Hi. I use Logstash 2.3.4 to read events from Kafka broker and have a problem with the filtering.
I am trying to flatten the uniq_log_name1 object and turn uniq_log_name1 into a tag. My problem is not knowing what dynamic variable is available within the Ruby code interpreter after Kafka decodes the event as JSON.
My testing works fine on the command-line but when using the Kafka input it fails because of the JSON decoding. I know this by testing with json codec on stdin and by disabling json codec on the Kafka input.
The object names 'uniq_log_name1' and 'uniq_log_name2' are dynamic.. I want to make them part of the tags for the event.

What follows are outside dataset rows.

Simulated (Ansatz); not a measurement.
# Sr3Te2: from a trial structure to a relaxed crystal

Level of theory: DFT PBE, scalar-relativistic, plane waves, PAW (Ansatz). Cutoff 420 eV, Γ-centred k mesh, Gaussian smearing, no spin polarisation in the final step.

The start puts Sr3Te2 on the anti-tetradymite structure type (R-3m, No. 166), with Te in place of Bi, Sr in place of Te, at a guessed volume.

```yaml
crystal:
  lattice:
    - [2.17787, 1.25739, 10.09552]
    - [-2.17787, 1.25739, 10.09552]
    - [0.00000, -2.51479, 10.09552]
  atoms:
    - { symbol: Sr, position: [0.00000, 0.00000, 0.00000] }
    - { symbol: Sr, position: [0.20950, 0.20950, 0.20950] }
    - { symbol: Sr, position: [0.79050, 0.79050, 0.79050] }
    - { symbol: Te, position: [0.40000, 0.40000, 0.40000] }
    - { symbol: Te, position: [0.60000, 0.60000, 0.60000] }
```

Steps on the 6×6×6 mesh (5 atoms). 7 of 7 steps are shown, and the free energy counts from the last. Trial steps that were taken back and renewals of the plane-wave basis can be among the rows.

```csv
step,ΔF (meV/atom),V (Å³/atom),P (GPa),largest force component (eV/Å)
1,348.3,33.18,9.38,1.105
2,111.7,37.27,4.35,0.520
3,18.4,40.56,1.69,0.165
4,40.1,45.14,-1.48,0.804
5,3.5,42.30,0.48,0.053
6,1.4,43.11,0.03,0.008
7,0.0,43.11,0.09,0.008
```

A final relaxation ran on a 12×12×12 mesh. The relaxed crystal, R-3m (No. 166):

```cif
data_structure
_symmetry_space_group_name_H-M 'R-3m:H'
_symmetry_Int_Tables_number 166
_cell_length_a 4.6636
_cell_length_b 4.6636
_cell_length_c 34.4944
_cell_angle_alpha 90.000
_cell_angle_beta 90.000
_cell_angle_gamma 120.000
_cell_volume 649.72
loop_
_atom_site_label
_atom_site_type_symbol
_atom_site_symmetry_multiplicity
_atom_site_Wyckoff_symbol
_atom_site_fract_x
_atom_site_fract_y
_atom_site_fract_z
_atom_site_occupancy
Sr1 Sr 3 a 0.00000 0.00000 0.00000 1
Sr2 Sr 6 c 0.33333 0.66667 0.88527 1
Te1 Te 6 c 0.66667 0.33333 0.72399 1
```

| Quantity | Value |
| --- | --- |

The events looks like this:
{
uniq_log_name1: {
property0: "zero",
property1: "one",
property2: "two",
property3: "three"
}
}
{
uniq_log_name2: {
property0: "zero",
property1: "one",
property2: "two",
property3: "three",
}
}
When running the example from stdin the result looks good:
{
"message" => "property0:zero,property1:one,property2:two,property3:three",
"@version" => "1",
"@timestamp" => "2017-01-13T01:44:06.177Z",
"host" => "logz",
"tags" => [
[0] "uniq_log_name1"
],
"property0" => "zero",
"property1" => "one",
"property2" => "two",
"property3" => "three"
}
But when using the Kafka input with default JSON codec Ruby gives a error:
Ruby exception occurred: undefined method `split' for nil:NilClass {:level=>:error}
Here is the config:
input {
stdin {
codec => json
}
}
input {
kafka {
zk_connect => "127.0.0.1:2181"
type => "logz"
topic_id => "logz"
}
}
filter {
json {
source => "message"
}
The ruby code below strips the logtype prefix and adds it as a tag.
http://stackoverflow.com/questions/24605331/logstash-grok-filter-name-fields-dynamically
ruby {
code => "
fieldArray = event['message'].split(': {')
for field in fieldArray
field = field.delete '{'
field = field.delete '}'
field = field.delete '"'
#
# THis changes for ES 5.x
# Adding tags after executing ruby code filter
#
# tags doesnt exist at first so the log type is assigned as a tag.
# The second time the for loop runs tags is already defined so
# the message field is overwritten with the remaining message.
# This removes the log type prefix and makes the next ruby
# section possible to create key/value pairs.
#
if event['tags']
event['message'] = field
else
event['tags'] = [ field ]
end
end
"
}
This ruby code splits the log message with CSV and dynamically names fields based on their
name in the log.
ruby {
code => "
fieldArray = event['message'].split(',')
for field in fieldArray
field = field.delete '"'
result = field.split(':')
event[result[0]] = result[1]
end
"
}
output { stdout { codec => "rubydebug" } }
Now I understand why that fails but I still cannot fix my problem. The reason is because the Kafka input is automatically using the JSON codec which changes the event object available in the Ruby code interpreter. There is no documentation on this object on how the data is represented.
In theory it should be as easy as something like :
ruby {
code => "
print event; # prints "2017-01-13T02:00:29.130Z %{host} %{message}
print '-------------------blank_space-------------------';
print event['message']; # this is nil ?
print event['source']; # this is nil ?
event['message'].each do |key, value|
message['tags'] = [ key ];
message['message'] = value;
end
"
}
But this also fails because event seems to be a string. Where did the message data go ? The resulting output still shows a JSON object just as expected but without the modifications.
Thank you for your help.